Ramon tries to comfort himself with the thought that one day when he retires he will move to a tropical island of pristine white beaches and blue-green seas where the wrecks of humanity can never wash ashore.
Ramon “escaped” the shame and frustration of poverty in his native Mexico, running away to Vancouver and leaving his family behind. The local homeless population drives him nuts — after all, he traveled all that way to avoid the wrecks of humanity. Surprise, surprise, the past doesn’t always stay where you leave it. Sometimes those ghosts catch up to you with a vengeance, and you’ll wish you’d called your mama for every holiday like a good child.
La Llorona makes a special trip to Canada in Moreno-Garcia’s creation. For her, the formula is simple: remember your past, remember your mother and mind the rain. She explores attitudes and relationships and reminds us all to remember (and honor) our roots.
Read it HERE
A Review of Needle on Bone, by Helena Bell at Strange Horizons
This is the way an alien dies:
They appear in the attic. Sometimes they are still conscious. Sometimes they look around. Sometimes they are able to reach out and touch. My grandmother’s wedding dress was a favorite item, because it was white and the neck was lined with small crystals. Then the alien shudders. The alien collapses. Dies. Within hours it will be as if they were never there at all.
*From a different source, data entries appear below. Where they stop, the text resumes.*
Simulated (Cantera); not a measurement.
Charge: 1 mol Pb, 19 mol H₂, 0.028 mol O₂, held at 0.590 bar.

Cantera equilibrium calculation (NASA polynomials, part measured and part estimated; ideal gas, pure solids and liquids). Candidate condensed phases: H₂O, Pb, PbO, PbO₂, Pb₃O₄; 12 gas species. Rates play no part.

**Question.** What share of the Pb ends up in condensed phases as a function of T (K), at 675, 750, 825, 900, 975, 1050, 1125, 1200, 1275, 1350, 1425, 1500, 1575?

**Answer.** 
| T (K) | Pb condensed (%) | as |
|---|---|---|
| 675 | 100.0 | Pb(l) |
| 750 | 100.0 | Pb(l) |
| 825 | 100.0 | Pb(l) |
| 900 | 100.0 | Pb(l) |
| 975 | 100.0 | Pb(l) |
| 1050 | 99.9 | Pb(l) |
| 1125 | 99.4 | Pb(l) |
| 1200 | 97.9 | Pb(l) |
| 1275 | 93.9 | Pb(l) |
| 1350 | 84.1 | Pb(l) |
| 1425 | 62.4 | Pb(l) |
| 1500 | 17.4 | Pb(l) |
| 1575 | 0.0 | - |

When my grandmother was out of town, my grandfather slept in the attic. He would greet the aliens when they arrived, and he would carry their bodies—what was left of them—to the basement where he buried them. Eventually I did the same.
I should have known you were an alien because after you moved in with me, you would sing. Not every night, but some nights. You would sing in your sleep. I don’t think you knew you were doing it. You never followed me when I got out of bed, when I walked up the stairs, and when I went into the attic and found an alien waiting for me.
She’s inherited the duty of disposing of the aliens who come to her grandparents’ attic to die. Whether they’ve misjudged their jump or chosen the attic as a special place is unknown. All they leave behind is the idea of mauve and a whisper of memory…not unlike the memories she’ll carry of her mystery man, forever. Her mother did always tell her that a tattoo is a permanent reminder of a temporary feeling…
Bell explores the scars and imprints we leave on ourselves and others, the light pressure of one life on another. Consider the alien in your attic or the tattooed lover in your bed…who can say which is more real? Find authentic love (or not) in this meditation on the ripples in time and space.
Read it HERE
A Review of A Veil of Leaves, by M.K. Hutchines at Crossed Genres
Bile burned up my throat. I must have heard wrong. After all, the skypeople gave us lights and hotplates. “You’re saying you took away our ravencattle, then came back a hundred years later hoping for a treat?”
Grandma never lets us forget about the people who died when they fenced out the ravencattle. Her brothers, her niece, her mother.
He glared. “It doesn’t take a hundred years for us, not with how fast we move. You were the most promising planet, you know. We restricted fuel on the last two worlds, and they only reinvented stir-fry and kabobs. We’d hoped for something spectacular down here. I can’t believe we got bugs. Poisonous bugs.”
Necessity is the mother of invention…or, at least, the skypeople were hoping so. These spoiled space inhabitants interfere here and there in colonized worlds…just to see if a new delicacy will emerge from the struggling culture. Disappointed with a grub and leaf concoction, trouble comes down on the best chef’s wedding day. It’ll take all of her kitchen wizardry to rise from the ashes with a new form of sustenance.
Hutchins serves up humor and whimsy in this readable treat. The skypeople might be absolute creeps for their culinary exploits…but they aren’t wrong in recognizing human ingenuity knows no bounds (especially where food is concerned). Cheers!